Rental subsidy should be reviewed
| Posted: Wednesday, Jan 09, 2013 01:33 pm
Statistics used to determine income levels to qualify for rental subsidies in Okotoks are woefully inaccurate and these funds are too crucial to be taken lightly.
The Canadian Mortgage and Housing Corporation (CMHC) collects data the provincial government uses to establish guidelines for rental subsidies in Alberta communities of more than 10,000 people.
However, it has come to light when gathering its data in Okotoks CMHC is considering merely a fraction of the town’s rental market.

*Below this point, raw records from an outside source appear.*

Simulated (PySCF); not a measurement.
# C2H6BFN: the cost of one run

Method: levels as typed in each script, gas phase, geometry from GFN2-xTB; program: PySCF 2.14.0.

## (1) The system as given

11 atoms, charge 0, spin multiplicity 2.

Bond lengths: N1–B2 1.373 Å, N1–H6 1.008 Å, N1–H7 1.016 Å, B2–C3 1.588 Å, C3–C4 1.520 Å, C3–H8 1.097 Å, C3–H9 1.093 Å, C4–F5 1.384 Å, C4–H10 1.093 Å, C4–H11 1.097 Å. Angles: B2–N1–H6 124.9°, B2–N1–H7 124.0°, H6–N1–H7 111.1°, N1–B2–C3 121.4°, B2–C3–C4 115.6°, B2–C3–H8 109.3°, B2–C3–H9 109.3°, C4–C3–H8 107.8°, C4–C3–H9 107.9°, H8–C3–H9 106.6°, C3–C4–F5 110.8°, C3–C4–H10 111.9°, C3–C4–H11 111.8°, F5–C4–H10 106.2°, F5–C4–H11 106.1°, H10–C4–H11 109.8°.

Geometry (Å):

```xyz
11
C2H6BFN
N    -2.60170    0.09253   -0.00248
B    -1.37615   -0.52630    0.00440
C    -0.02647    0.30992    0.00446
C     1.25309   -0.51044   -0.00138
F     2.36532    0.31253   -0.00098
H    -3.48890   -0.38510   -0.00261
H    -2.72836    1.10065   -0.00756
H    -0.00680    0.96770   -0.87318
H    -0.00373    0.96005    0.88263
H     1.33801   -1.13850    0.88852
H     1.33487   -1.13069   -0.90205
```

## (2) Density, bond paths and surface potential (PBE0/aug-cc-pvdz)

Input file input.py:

As a result of its small sample size the threshold for qualifying for a rental subsidy in Okotoks is disturbingly low, especially when compared to other similar communities. For example, to qualify for a rental subsidy for a two-bedroom apartment in Okotoks one cannot have an annual income of more than $33,000. However, renters in communities such as Airdrie, Bragg Creek and Calgary can make up to $46,000 and potentially qualify for a provincial rental subsidy.
Why such disparity among communities within 50km of one another with similar characteristics?
This does not make any sense especially considering Okotoks is one of the fastest growing communities in Canada and regularly has a vacancy rate of zero meaning rentals are hard to come by and when they do become available landlords can demand higher rates.
According to the CMHC study, Okotoks’ vacancy rate at 6.3 per cent at an average rent at $970 for a two-bedroom apartment.
However, in collecting these statistics the CMHC polled only 112 units in Okotoks — a ridiculously low number of homes.
The stats only included apartments specifically built to be rented out and did not include basement suites, condos or even houses currently used as rentals.
If they did CMHC would see Okotoks’ vacancy rate is again near zero and the average rent for a two-bedroom unit is closer to $1,200 per month.
Western Wheel reporters did not have any difficulty tracking down an additional 80 rental units not included in the CMHC study and that is likely just a fraction of the rental units in Okotoks.
In a growing community where affordable housing is rare, rental subsidies can be crucial for youth, young families and seniors.
CMHC and the Province need to take rental data seriously. They need to review how the rental subsidy thresholds are determined starting with expanding its sample size to something more realistic because local families depend on it.